Wildfire burned over 180 square miles
TUCSON, Ariz. (AP) — Several popular outdoor recreation areas in a national forest on the outskirts of Tucson will remain closed until Nov. 1 because of a largely contained wildfire’s potential for causing flooding from monsoon rains and other hazards, authorities said.
The fire has burned 187 square miles (484 square kilometers) in and near the Santa Catalina Mountains since lightning started it June 5. The fire was contained around 89% of its perimeter as of Wednesday.
Areas remaining closed include the Sabino Canyon Recreation Area in the south side of the mountains, cabins on national forest land and all major hiking trails, Coronado National Forest officials said.

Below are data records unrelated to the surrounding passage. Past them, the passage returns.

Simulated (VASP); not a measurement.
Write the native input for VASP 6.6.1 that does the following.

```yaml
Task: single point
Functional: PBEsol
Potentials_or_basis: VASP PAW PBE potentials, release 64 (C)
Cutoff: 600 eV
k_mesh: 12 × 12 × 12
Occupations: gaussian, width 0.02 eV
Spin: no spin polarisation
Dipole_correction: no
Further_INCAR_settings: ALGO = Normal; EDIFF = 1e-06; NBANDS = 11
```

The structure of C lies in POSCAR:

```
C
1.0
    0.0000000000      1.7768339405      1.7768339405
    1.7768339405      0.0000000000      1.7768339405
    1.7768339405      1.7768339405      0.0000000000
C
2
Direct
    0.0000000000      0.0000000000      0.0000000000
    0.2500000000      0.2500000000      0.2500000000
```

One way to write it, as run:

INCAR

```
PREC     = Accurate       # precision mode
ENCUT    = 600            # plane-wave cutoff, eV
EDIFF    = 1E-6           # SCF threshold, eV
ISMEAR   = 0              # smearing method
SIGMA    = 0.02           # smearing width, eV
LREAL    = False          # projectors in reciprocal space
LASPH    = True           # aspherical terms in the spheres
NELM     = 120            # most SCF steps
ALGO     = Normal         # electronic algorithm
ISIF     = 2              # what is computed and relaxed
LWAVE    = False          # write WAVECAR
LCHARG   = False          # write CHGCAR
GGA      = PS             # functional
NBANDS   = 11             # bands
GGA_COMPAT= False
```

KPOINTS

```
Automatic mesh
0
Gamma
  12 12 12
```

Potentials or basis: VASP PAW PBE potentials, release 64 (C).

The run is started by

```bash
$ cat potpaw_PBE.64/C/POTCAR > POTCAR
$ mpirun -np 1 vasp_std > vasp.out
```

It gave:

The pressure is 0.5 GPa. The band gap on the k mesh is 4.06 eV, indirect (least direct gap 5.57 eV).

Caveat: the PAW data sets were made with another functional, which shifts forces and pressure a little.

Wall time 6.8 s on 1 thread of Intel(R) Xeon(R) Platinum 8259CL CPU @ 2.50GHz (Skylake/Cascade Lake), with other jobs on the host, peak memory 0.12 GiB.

Owners of those cabins have until Friday night to vacate the area, and access to recreational residences will be reevaluated weekly, officials said.
Permanent residents of the mountaintop community of Summerhaven, businesses with permits to operate there, and employees of observatories on Mount Lemmon and of the Mount Lemmon Fire District are exempt from the restrictions, District Ranger C.J. Woodard said.
Summerhaven itself is not in national forest land and is not covered by the Forest Service’s formal closure order.
The Mount Lemmon Highway remains closed to the general public while the fire is still burning but likely will reopen before Nov. 1, said James Allerton, a Pima County Sheriff’s Department spokesman.
Once the fire is out, “we need to make sure the road itself is safe.” Allerton said Wednesday.
Catalina State Park remains closed due to the fire but is outside the national forest so it can reopen when state officials choose to do that, Woodard said.